Posted by: billpurdue | September 27, 2008

24 Autumn: A busy time for new releases

Yes, now that October is almost upon us, it’s a busy time for publishers getting all their popular titles out in time for Christmas. If you like (auto)biographies, there is the usual wide selection. These four caught my eye:


At my Mother’s Knee…and Other Low Joints: The Autobiography is by Paul O’Grady and describes his early life in Birkenhead [Bantam £18.99 978-0593059258 ] I was totally put off by his Lily Savage character, but for me he became a little more likeable in the Paul O’Grady Show. Dawn French’s autobiography Dear Fatty [Century £18.99 978-1846053443 ] might be more to my liking – it’s due out next month. You can read a review in the Times Online. Entirely up to You, Darling is Richard Attenborough’s autobiography [Hutchinson £20 978-0091797089 ] ; he has directed some memorable films and met some notable figures in the process, so this should make for a fascinating book. Click here for a brief biography to whet your appetite. Finally Sheila Hancock writes about her life after the death of her husband John Thaw in Just Me [Bloomsbury £18.99 978-0747588825].


A few editions – or posts – ago, I wrote about whether to continue reading a book if I wasn’t entirely satisfied with it. Well, I had that feeling about a novel I picked up at the library a week or two ago, but I did finish it after all. In The Rain before it Falls by Jonathan Coe, [Penguin £7.99 9780141033211 ] a 73 year old woman records on tape the memories evoked by a collection of family photographs especially for her cousin Beatrix’s  granddaughter, Imogen, who is blind. The woman, Rosamund, dies soon after completing the recording and relatives are unable to trace the granddaughter, so they listen to the tapes themselves. A tragic family history unfolds, which eventually reveals why Imogen is blind and what happened to her. I find it difficult to describe my feelings for this novel – at times, I was motivated to read on and at others, I felt like giving up, but the more I read the better it became. Reviews I have found on Amazon are very mixed. Before this one, Jonathan Coe had already written 11 novels and biographies and won quite a few literary prizes.

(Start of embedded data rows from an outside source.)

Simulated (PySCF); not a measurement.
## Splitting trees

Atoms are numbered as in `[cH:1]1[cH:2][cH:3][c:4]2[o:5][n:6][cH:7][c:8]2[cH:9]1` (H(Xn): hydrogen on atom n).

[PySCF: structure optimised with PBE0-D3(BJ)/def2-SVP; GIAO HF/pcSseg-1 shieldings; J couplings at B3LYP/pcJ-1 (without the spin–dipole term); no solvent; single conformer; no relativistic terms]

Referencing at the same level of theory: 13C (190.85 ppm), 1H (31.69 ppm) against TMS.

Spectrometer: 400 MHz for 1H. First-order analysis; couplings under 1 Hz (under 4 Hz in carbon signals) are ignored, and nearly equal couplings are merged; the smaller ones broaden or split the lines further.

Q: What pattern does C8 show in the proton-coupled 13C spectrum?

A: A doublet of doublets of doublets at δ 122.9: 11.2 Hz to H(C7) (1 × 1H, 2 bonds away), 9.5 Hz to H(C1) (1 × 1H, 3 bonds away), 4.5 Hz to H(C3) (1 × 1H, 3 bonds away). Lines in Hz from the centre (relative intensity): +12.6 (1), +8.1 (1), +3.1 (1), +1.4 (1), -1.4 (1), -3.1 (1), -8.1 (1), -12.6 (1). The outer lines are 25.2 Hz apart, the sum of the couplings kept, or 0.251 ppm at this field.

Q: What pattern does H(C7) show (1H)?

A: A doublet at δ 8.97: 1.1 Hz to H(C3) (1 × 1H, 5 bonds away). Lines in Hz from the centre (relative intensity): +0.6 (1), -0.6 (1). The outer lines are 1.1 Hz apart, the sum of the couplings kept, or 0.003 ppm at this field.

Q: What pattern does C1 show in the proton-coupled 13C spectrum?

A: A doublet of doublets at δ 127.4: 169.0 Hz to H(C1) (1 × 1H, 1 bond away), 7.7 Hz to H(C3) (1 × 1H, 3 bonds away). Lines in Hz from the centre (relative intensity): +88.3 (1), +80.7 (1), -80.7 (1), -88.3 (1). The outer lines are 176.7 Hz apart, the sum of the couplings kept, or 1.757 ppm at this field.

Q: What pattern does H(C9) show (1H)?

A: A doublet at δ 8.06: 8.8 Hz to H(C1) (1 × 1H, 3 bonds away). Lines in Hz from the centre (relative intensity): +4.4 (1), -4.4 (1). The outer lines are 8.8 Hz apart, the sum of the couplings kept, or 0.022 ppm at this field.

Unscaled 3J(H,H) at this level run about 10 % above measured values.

Finally a couple of books I was able to browse through the other day, courtesy of my friend Daphne from Staffordshire Libraries. Froth on the Cappucino – how small pleasures can save your life  by Maeve Haran [Hay House £8.99 9781401911058 – paperback available at the end of October] is all about the simple pleasures in life – those we often take for granted or think nothing of. Possibly aimed mainly at women, it’s a great antidote to all those books that complain about life in general such as the “grumpy old men/ women” books. It was apparently inspired at least in part by Margaret Thatcher, who once said that the thing that gave her the greatest pleasure in life was “taking the fluff out of the tumble dryer”. I can think of nicer simple pleasures!


Sausage in a Basket: the Great British of How Not to Eat  by Martin Lampen [Bloomsbury £10.99 9780747589181] is a sort of alphabetical catalogue of all those awful foods which at one time or another we may have inflicted on ourselves before healthy eating “came into fashion” as it were – by that I mean instant whip and freeze dried peas and when deep fat fryers were all the rage. Reaction to this book seems to range between “laugh out loud funny” and “drivel”. I tend to lean towards the latter – it didn’t appeal to my sense of humour I’m afraid. Check out the website and get a taste of what to expect from the book – look for the words “deep fat friar” – the mind boggles!